Increasing Timeouts for Cloud Director Container Service Extension to resolve slow Tanzu Kubernetes Grid cluster creation errors in non-production environments

Products

VMware Cloud Director

Issue/Introduction

Attempting to create a Tanzu Kubernetes Grid cluster fails in Cloud Director.
In the UI it may indicate 'VcdKeServerError' as the error type which may contain additional error info such as:

"Watched worker thread [threadId] exited for RDE [clusterName(clusterId)]"
"Watched worker thread [threadId]: reached to unexpected location for RDE [clusterName(clusterId)]"
The CSE Server logs /root/cse.log may also have errors of the form:

"Unexpected location reached."
"Watched worker thread [threadId] exited for RDE [clusterName(clusterId)]"

Environment

VMware Cloud Director 10.x
VMware Container Service Extension 4.x

Cause

This issue can occur if the Cloud Director network to which the Tanzu Kubernetes Grid cluster VMs are deployed is slow or if Tanzu Kubernetes Grid cluster VM creation in Cloud Director is taking a long time to complete.

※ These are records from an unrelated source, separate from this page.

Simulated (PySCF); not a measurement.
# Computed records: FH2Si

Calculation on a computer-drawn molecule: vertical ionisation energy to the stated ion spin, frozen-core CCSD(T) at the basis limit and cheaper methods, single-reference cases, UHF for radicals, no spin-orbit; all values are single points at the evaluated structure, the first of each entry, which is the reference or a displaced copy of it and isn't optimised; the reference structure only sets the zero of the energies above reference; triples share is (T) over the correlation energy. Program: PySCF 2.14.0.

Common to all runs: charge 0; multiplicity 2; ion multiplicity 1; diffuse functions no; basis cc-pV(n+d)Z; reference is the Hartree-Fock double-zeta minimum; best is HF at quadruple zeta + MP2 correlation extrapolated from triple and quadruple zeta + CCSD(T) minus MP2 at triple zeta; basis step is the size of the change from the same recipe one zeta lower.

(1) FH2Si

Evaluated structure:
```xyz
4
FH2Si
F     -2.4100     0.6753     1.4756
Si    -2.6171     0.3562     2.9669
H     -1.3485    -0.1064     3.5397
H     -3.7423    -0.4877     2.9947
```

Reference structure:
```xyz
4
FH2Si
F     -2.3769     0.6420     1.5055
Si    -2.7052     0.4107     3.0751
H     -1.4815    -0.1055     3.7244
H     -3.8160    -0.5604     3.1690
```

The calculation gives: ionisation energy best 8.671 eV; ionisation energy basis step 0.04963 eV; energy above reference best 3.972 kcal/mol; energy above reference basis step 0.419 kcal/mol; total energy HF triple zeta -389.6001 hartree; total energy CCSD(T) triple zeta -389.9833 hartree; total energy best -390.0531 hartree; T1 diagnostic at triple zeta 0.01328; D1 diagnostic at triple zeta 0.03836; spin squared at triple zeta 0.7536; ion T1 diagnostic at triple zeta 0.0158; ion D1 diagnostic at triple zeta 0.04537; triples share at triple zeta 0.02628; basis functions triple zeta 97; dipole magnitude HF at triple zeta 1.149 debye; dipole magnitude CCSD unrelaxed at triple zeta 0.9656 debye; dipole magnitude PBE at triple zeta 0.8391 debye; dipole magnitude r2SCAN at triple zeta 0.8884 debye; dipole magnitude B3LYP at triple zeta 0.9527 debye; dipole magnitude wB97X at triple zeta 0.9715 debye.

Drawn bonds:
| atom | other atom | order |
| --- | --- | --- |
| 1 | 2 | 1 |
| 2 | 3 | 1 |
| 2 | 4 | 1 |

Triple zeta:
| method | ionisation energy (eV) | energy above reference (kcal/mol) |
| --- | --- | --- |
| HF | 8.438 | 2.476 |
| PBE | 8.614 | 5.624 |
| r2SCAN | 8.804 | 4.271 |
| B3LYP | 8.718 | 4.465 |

By default, Container Service Extension estimates 3-4 minutes to hear back any sort of responses from Cloud Director.
If the VMs are taking more than the estimated time to be created, Container Service Extension does not receive any updates until VM creation is completed and the thread will exit due to these timeouts.
Container Service Extension will mark the cluster in an error during creation state and will then update the Cloud Director UI to show the failed cluster creation.

Resolution

To resolve the issue ensure that there is no network slowness on the Cloud Director network to which the Tanzu Kubernetes Grid cluster VMs are deployed and Tanzu Kubernetes Grid cluster VM creation in Cloud Director is rapid.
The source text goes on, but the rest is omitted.